Ryan Dungey, the Minnesota grown dirtbike star, retired from competition Tuesday.

The surprise announcement came just 10 days after Dungey won the AMA/FIM Supercross World Championship. He made the announcement Tuesday at Angel Stadium in Anaheim, Calif., in front of family, friends and his team, revealing the past year has been a struggle for him mentally.

Dungey, 27, said he is in top racing form and in great shape physically, but will step away from the sport in the prime of his career.

"It's hard to believe that this day has come but after a lot of thinking and praying over the last several months, today I announce my retirement from racing professional supercross and motocross," Dungey told media at Tuesday's press conference. "This decision has not been an easy one. I've achieved more than I ever could have imagined or dreamed of and for all of this I am incredibly humbled and honored. I've gone as hard as I can for as long as I can but the reality is that our sport is tough, the seasons are long and it takes a huge amount of sacrifice, hard work and discipline to stay on top. Physically I feel that I'm in the best shape of my life, race craft-wise I'm in the best shape of my life and I have the equipment to win, there's no doubt about that. However, this year I have struggled mentally."

Ryan Dungey, homegrown racer turned dirtbike star, reflects on extraordinary career

From 2010-2015, Dungey finished either first or second in the final championship standings and failed to earn a podium result only six times during that stretch. He suffered multiple fractures in his neck result of a crash last season, but got back on the bike to win another AMA/FIM Supercross championship.

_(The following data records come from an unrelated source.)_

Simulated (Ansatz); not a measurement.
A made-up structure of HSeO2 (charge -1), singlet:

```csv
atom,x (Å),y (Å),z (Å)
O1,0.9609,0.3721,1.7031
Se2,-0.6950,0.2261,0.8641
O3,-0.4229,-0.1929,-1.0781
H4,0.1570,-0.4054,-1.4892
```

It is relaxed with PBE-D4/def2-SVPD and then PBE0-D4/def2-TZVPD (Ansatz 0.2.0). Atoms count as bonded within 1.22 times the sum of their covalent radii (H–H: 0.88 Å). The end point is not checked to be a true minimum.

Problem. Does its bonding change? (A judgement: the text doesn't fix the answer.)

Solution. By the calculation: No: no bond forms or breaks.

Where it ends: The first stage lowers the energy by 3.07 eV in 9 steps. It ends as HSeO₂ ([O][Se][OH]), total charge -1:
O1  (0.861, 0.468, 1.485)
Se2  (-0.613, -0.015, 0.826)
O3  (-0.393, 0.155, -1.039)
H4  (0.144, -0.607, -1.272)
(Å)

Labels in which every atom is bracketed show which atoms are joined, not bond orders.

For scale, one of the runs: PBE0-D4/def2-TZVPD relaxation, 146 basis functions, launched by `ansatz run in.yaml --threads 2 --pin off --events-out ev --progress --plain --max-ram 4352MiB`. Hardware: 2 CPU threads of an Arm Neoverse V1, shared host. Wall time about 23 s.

Dungey's 92 career AMA wins rank among the sport's all-time top winners. Currently, he is statistically the second-most successful rider in Lucas Oil Pro Motocross Championship history. He was also the first motocross athlete to appear on a Wheaties Box.

"Racing has taken me places I couldn't imagine," Dungey said told the Star Tribune earlier this year. "Looking back, it's been amazing how it all worked out. … I have nothing to prove anybody."

Dungey spent his childhood in Carver and then Chaska before the family moved to Belle Plaine when he was 15. His father Troy was a successful amateur dirtbike rider as a Minnesota youth and built a racetrack on the family's 5-acre property for his sons to learn to ride on.

"I have always raced because I love it and want so badly to win, but this season was just different for me," Dungey said Tuesday. "Getting my head into the game each week just wasn't the same and lining up and being able to focus like I always had in the past was just different. I never thought I would get to a place where I had to talk myself into starting a race but that's how it was for me - and the truth is that bothers me a lot. I could easily take the paycheck and just race to finish but that's not who I am and not how I want to race, nor be remembered. I said on the podium in Las Vegas a week and a half ago that this championship win meant the most out of all my supercross titles because the truth is, I had to fight the hardest for this one. Not necessarily because of the battles on the track, though those were good and tough, but because I had to mentally push myself like never before to get it done. And to come out on top and hold onto the championship title for the third year in a row is an unbelievable blessing that I'm incredibly proud of."